I just got 2000 computer still checks from my bank as part of business checking deal and knew they would last a very long time, so I sent 107 checks to "The Cheap Bastards at Mobil" and they cashed everyone of them!
I still had like 1700 checks when I closed out that bank account years later!
Bah, shredding is the lazy way out. He should have made them into a samurai costume:
@r81984:
exactly. I would cancel that number immediately. I wouldnt want to deal with the hassle of worrying if more of those cards were floating around.

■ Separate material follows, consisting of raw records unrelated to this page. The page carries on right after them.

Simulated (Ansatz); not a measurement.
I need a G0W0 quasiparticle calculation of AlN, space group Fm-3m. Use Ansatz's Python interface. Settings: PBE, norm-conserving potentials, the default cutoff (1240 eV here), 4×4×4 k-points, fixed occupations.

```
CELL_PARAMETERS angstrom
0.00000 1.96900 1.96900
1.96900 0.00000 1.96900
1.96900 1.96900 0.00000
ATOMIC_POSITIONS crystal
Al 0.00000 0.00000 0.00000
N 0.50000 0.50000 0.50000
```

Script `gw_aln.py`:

@JayP71: We were getting bills for $-0.71 from Cingular for several months at one point. I would've sent them a check if I thought it would work :(
The $0.00 bill generaly comes from an accounting error, where taxes are not rounded up to the nearest penny. If the tax on service is, for example, 43.3 cents, but is not rounded up to 43 cents, then you get the bill for 43 cents and have a .3 cent A/R. which shows up on your next statement as $0.00 because it's less than .5 cents.
Send them a penny and move on.
@beyond:
No, billing continued for 2 more months. It went exactly one full year. This is for a service I cancelled before activating it or paying anything. If they wanted to waste paper and postage that's thier call.
Oh shoot.....that's ME in the picture. I would much prefer to be promoting a dirty DVD instead of a bunch of Credit Cards?!? ' But hey, like Paris Hilton - any publicity is good publicity!
Thanks Consumerist!




























Gee, and I have trouble getting ONE. (Try staying completely out of debt for 15 years and see how that endears you to the credit card companies, lol.)